Giving It a Second Go – Planning to Network

I realized it’s been a while since I’ve posted info from the book. I’m slowly nearing the end of Parker’s book and am debating what to do once I’ve finished it. Go on to another book? Just keep writing my life? I’m not sure yet. If you have a preference, let me know in the comments. The main reason I choose to start the blog by discussing topics in the book was to give me a place to turn when I needed a bit of inspiration on what to write about. Yet, I find that hasn’t been a problem as often as I’d expected it to be.

Tomorrow night, I’m going to have a shot to apply my new networking tips (more tips here) again. Keep your fingers crossed for me. I’ve signed up to attend a networking event from 6-10. That seems to me to be a long time – four whole hours! but I’m going to go and give it my best shot. Parker has a few tips for preparing for these events:

- Set a few goals before the meeting: My goals for tomorrow night are simple. I hope to meet at least a few new people, exercise my growing networking muscle, and show myself yet again that the walls won’t fall down if I’m not there to hold them up. I’ll be very happy with the evening if by the end of the night I have one prospect and I’ve met at least three people–which shouldn’t be impossible for a four hour event.

-Have a supply of business cards conveniently at hand: I recently had mine printed, so I have a whole box. Tonight before I go to bed I’ll pack a handful (or more) in my purse for tomorrow.

-Put out samples or brochures if appropriate: I don’t think it’s appropriate for this particular event. However, I am reviewing my portfolio in my head, and thinking about assignments I’ve done previously so that if someone asks about examples of my work, I can talk about one or two in-depth, and in a way that makes them sound interesting.

-Prepare a short description of your business in case public introductions are called for. Be sure to include something listeners will remember: Essentially, this should be my elevator pitch. I feel a little dumb because I don’t really have an elevator pitch (creating one should be one of the first marketing steps any individual takes), but I’m working on it; after I put up this post, that’s my other goal for tonight. Writing, editing and polishing a elevator pitch.

-Avoid talking or sitting only with people that you know: This definitely won’t be a problem, since I don’t know anyone at the event. I am, however, going to browse through the list of people who’ve RSVPed tomorrow during my lunch break, and see if there are any people in particular I’d be interested in meeting.

-Spend enough time with each person you meet to learn something about that individual: For any person I meet, the goal is to find out at least three things about them; then, once I’ve finished talking to them, to jot those three things down on the back of their business card (or in a small notebook that I carry in my purse) so that I can remember those points later. I have a horrible memory, and it’s only worse when I’m meeting a bunch of people all at once.

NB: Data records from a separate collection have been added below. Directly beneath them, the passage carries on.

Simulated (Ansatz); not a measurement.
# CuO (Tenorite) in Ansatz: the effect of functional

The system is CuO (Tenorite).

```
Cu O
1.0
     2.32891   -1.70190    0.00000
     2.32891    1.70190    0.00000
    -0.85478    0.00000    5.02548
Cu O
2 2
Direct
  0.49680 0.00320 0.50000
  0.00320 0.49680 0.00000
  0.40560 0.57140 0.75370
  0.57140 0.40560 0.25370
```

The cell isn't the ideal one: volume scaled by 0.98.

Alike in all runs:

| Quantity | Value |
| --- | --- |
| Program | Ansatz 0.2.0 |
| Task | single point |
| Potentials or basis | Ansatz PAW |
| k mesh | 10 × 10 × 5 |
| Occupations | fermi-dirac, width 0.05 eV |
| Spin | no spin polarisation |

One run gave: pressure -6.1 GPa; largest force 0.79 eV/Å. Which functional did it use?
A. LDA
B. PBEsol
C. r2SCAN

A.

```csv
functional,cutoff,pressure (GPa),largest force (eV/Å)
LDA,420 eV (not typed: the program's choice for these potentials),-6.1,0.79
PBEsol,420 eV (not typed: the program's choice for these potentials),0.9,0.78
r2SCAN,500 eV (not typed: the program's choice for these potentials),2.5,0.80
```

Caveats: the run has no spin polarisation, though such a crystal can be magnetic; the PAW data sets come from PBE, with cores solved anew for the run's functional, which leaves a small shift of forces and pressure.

-Follow up on good prospects within a week: My goal is to meet at least one prospect, and I’ll probably follow up with them by next Tuesday (since Monday is memorial day); the way I see it, it’s sort of like that unwritten dating rule: if you follow up too soon, you’ll see desperate. If you wait too long, you’ll seem uninterested. The trick is to be in the middle. Maybe that’s silly, but that’s just how my brain works.

I’ll be sure to let you know how the event tomorrow goes!

*Items above in italics are points Parker made in Chapter 8 – Selling Your Services.